Last week, the Alberta Union of Provincial Employees published an update on contract negotiations between their members working at the Riverbend Retirement Residence in Edmonton and Revera, the Ontario-based corporation that owns the facility.
The workers, which belong to local 47 and include licensed practical nurses and health care aides, have been without a contract since their previous one expired at the end of December 2020.
Negotiations have been very slow, including the employer switching out the members of their bargaining team multiple times.
The employer has asked the workers to enter into a 3-year contract, with a 5¢ an hour increase to shift premiums and a 4.75% wage increase over the entire term of their contract, which would expire at the end of this year anyhow, if accepted.

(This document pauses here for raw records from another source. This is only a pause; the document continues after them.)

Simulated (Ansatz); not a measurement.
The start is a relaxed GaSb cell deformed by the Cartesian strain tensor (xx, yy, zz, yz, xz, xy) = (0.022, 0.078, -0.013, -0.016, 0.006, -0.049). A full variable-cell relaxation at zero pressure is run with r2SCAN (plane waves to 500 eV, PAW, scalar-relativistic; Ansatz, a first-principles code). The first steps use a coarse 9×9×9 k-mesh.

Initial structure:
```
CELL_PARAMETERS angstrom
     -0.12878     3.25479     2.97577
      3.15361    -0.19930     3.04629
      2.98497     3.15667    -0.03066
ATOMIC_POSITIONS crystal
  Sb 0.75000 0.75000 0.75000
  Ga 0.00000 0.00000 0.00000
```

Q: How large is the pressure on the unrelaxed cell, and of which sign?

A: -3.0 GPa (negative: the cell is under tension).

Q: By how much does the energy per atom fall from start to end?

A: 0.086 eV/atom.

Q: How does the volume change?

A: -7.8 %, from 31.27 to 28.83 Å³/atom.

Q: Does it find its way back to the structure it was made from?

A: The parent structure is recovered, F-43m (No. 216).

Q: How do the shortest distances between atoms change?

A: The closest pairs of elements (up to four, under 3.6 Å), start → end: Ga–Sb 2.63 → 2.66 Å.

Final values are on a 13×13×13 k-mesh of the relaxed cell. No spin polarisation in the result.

Currently, the weeknight shift premiums agreed to back in 2018 range from $2.00 to $2.50 an hour, and the weekend shift premiums range from $2.00 to $4.000 an hour, depending on the worker’s role.
Spread out over 3 years, the proposed 4.75% wage increase would average out to 1.58% per year. Inflation in Alberta last year was 6% and 4.8% in 2021. This proposal wouldn’t even be enough to cover the inflation for the first year of the contract, let alone inflation last year and this year.
The workers’ bargaining team countered, asking for a 25¢ an hour increase to shift premiums. They also want a 4-year contract instead of a 3-year one, and asked for a 7.5% wage increase during that same period.
While 7.5% seems way more significant than the 4.75% proposed by Revera, the fact that it’s for an additional year means that it averages out to just 1.88% a year, barely more than what Revera asked for. Like the employer’s proposal, this one will be insufficient for workers to be able to deal with inflation over the last two years, in addition to inflation this year and in 2024.
However, the worker’s bargaining team also proposed raising the floor on wages for several positions.
According to AUPE, dietary aides, companions, activities aides, and receptionists start out at only minimum wage and then move up to between $16.98 and $17.60 after probation. The bargaining team has proposed to bump the starting wage to $15.88, which is what dishwashers start out with. They also want post-probation pay for all the positions to rise to $17.60, rather than just for companions.
Revera agreed with the workers that dietary aides, companions, activities aides, and receptionists shouldn’t be paid less than dishwashers.
However, instead of agreeing to the wage increases, they apparently suggested lowering the wages of dishwashers, claiming dishwashers are “overvalued”.